Sunday, November 21, 2010

Historic Dinner Plate Found Under Barn Plate


I was repairing an 1880 era timber frame barn near Tara, about 20 kilometers from Owen Sound. In front of the earthen and stone ramp the rock elm bottom plate was rotten in places and I was cutting out portions of it with a chain saw. This rock elm is incredible, for even though there was over 120 years of moisture and rot in it, the parts that were not rotted were still fresh and holding.
Anyway, as I pulled out some of the rock elm, it exposed the top of the stone foundation. The foundation is about 2 feet thick, and I had it repaired by a good stonemason that summer. In the middle of this foundation, where it is mainly just loose rocks, was a circular object. I picked it up, dusted it off and it was a dinner plate! Even though it had decades of ingrained dirt on it, it was still in good condition. I found out the plate was made between 1840 to 1865 in England and probably brought over by boat by the immigrant pioneers who settled this land.

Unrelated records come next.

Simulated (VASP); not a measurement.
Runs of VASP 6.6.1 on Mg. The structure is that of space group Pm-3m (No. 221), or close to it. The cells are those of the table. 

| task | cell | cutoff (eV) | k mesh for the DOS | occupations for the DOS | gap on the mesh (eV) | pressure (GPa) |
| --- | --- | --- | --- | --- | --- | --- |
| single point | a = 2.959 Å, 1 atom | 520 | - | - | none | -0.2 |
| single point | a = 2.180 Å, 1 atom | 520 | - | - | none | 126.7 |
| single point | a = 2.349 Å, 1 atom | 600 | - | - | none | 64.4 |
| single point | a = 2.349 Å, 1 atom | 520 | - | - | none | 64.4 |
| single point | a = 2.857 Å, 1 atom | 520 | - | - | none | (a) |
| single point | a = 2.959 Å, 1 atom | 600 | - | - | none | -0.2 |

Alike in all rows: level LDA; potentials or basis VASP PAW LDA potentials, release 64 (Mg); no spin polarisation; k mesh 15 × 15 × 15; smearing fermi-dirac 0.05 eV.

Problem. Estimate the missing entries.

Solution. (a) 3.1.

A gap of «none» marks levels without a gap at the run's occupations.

I believe it was a gesture of good luck for the barn, put there by the owners when the barn was constructed over 120 years ago. I mean, it was perfect, a beautiful cream coloured plate, with wheat grain relief on the outside perimeter, placed under the bottom plate—a plate under a plate-- --never crushed by the tides of time, wagons full of hay, horses tromping over it on top of the floor, tractors later running up and down into the barn. And maybe it was good luck, for the barn had never burned down, been swept away by a tornado, or collapsed under heavy snows.